The UK Financial Conduct Authority regulator is recommending that fund managers offer an ‘all-in fee’ disclosure on charges to investors, which it says will be introduced anyway under the EU MiFID II regulations, after a final report on asset management performance and fees, which found weak price competition and, perhaps more damningly little evidence of investment outperformance against benchmarks once costs are stripped out.
The FCA’s final report, published today (June 28) however put off a decision to refer investment advisors to the UK’s Competition & Markets Authority until September over concerns that the UK market is too concentrated among three big providers: Mercer, Willis Towers Watson and Aon Hewitt, which represent about 80% of the advisory market.
On investment fees, the FCA said it wanted to break down a system where profitability of providers was high (average 36% per annum), and transparency and value for money lacking to end investors; notably because of opaque investment measurement information and a lack of economies of scale.
To do this, it says it is supporting the publication of fee templates that include estimates of transaction charges, as well as requirements for fund managers to ensure that so-called ‘box profits’ – the difference between the buy and sell price of in-house funds – be returned to investors.
It will also prompt fund managers to facilitate the switching of investors to the cheapest share classes. In addition, the FCA said it was convening a working group to look at the issue of investment benchmarks and investment fund performance reporting.
The report said the FCA now expected fund managers to act in their clients’ interest under its Senior Manager & Certification Regime, but would also add an additional element of stronger ‘governance’ into funds structures.

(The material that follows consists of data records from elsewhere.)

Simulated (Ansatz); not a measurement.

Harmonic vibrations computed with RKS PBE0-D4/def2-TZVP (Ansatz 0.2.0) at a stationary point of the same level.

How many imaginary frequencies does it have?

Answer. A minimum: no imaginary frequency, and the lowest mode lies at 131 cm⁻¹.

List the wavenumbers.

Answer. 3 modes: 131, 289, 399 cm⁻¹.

The report says: “We recommend that both industry and investor representatives agree a standardised template of costs and charges and we propose to ask an independent person to convene a group of relevant stakeholders to develop this further.Following this, we will work with these stakeholders to consider whether any other actions are necessary to ensure that institutional investors get the information they need to make effective decisions.”
Campaigners were split on reaction to the FCA report, with some critiquing it for a lack of regulatory bite.
Daniel Godfrey, former Head of the UK Investment Association, the fund management lobby group, now a Founder of The People’s Trust, a new long-term investment fund, said: “Investment managers will be relieved today. The FCA has delivered a report which spares them the harshest potential remedies flagged in their interim report last November. Asset management’s biggest problem isn’t the FCA. It’s the dysfunctional nature of the investment chain that prevents them fulfilling their potential to optimise returns for investors and drive economic growth.”
Gina and Alan Miller – the latter, a former fund management and hedge fund chief – now fee campaigners via the True & Fair campaign, said: “The UK investment industry has been ripping off the consumer for decades and it is time for the UK regulator to act now rather than have further consultations with the industry and its shoddy trade bodies.”
However, The Transparency Task Force, a lobby group, applauded the FCA’s work: “The FCA have held firm and this shows a very high level of commitment to their objectives to ‘protect consumers, enhance market integrity and promote competition.”
Pension industry body the Pensions and Lifetime Savings Association (PLSA) welcomed what it said was the FCA’s commitment to address the serious issues facing the market.
“We strongly welcome the FCA’s commitment to working with the DWP to remove barriers to consolidation and pooling,” it said.
Asset management giant Vanguard welcomed the report, with its Europe Managing Director Sean Hagerty calling it “an important moment for UK investors”.
Fund firm Thomas Miller Investments went to far as to say the industry’s pricing structure “at best looks like ‘price clustering’ and at worse looks like a cartel”.